Packages & __main__ Interview Questions & Answers

5 questions Updated 2026-06-18

Python interview questions on packages vs modules, the role of __init__.py, python -m and __main__.py, __all__, namespace packages, and running a script versus importing it.

A module is a single .py file. A package is a directory of modules that you import as a unit, traditionally marked by an __init__.py file. That file runs when the package is first imported, so it's where you can set the package's public API or do setup; it's often empty, which is fine.

# myapp/                 <- package
#   __init__.py          <- marks it a package, runs on import
#   db.py                <- module
#   utils/               <- subpackage
#       __init__.py
#       text.py

import myapp.db                 # import a module from the package
from myapp.utils.text import slug

A common use of __init__.py is to re-export so callers can write from myapp import db cleanly. Modules organize code into files; packages organize modules into a namespace tree.

python -m pkg.module runs a module as a script while still locating it via the import system (so relative imports and the package context work). When you point -m at a package, Python runs that package's __main__.py — that's how a package becomes executable, like python -m http.server.

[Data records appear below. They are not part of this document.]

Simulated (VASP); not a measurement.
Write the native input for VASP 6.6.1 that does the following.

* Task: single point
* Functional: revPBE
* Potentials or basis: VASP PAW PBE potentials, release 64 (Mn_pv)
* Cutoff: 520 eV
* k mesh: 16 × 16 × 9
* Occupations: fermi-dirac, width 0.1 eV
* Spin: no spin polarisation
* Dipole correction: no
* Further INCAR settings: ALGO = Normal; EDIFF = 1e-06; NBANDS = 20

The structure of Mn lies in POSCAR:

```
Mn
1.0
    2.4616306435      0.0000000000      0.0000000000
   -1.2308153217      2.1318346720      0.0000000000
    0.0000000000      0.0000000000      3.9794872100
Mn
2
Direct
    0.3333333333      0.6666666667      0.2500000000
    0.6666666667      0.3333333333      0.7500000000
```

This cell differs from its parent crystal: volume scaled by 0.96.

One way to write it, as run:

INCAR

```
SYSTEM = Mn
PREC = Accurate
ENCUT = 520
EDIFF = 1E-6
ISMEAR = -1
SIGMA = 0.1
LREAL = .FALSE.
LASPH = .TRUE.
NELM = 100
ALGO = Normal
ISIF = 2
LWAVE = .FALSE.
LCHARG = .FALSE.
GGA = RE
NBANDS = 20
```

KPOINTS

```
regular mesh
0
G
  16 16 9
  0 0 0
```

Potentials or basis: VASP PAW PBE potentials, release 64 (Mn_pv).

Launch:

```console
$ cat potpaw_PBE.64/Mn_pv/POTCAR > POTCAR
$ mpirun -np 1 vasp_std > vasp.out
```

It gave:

python -m http.server 8000     # runs http.server's __main__.py
python -m myapp                # runs myapp/__main__.py
python -m pytest               # run an installed tool as a module
# myapp/__main__.py
from myapp.cli import main
main()

Use -m to run installed/packaged code by its import name rather than a file path, which avoids the sys.path surprises you get from running a file directly.

__all__ is a list of names that defines a module's (or package's) public API for wildcard importsfrom module import * imports exactly those names. Without it, import * grabs every name not starting with an underscore.

# mymath.py
__all__ = ["add", "PI"]      # only these are exported by *

def add(a, b): return a + b
def _helper(): ...           # private anyway
PI = 3.14159

# elsewhere
from mymath import *         # gets add and PI only

It does not prevent explicit imports (from mymath import _helper still works) — it only curates * and documents intent. Define __all__ to keep import * clean and to signal what's officially public.

A namespace package (PEP 420) is a package with no __init__.py whose contents can be split across multiple directories on sys.path. Python merges those directories into one logical package — useful for plugins where different distributions contribute to a shared top-level namespace.

# path1/acme/foo.py
# path2/acme/bar.py     (no __init__.py in either acme/)
# with both paths on sys.path:
import acme.foo
import acme.bar          # both resolve under the merged 'acme' namespace

Since Python 3.3, a directory without __init__.py can still be importable as a namespace package. For an ordinary single-location package you usually still want a regular package (with __init__.py); reserve namespace packages for splitting a namespace across separately-installed parts.

When you run a file (python foo.py), Python sets its __name__ to "__main__". When you import it, __name__ is the module's name. The if __name__ == "__main__": guard uses this so a file can act as both a runnable script and an importable library — the guarded code runs only on direct execution.

# greet.py
def hello(name): return f"Hi {name}"

if __name__ == "__main__":   # runs only via `python greet.py`
    print(hello("world"))    # NOT run when `import greet`

Without the guard, your script's top-level side effects (running, printing, parsing args) would fire every time the module is imported. Always put script entry points behind the __main__ guard.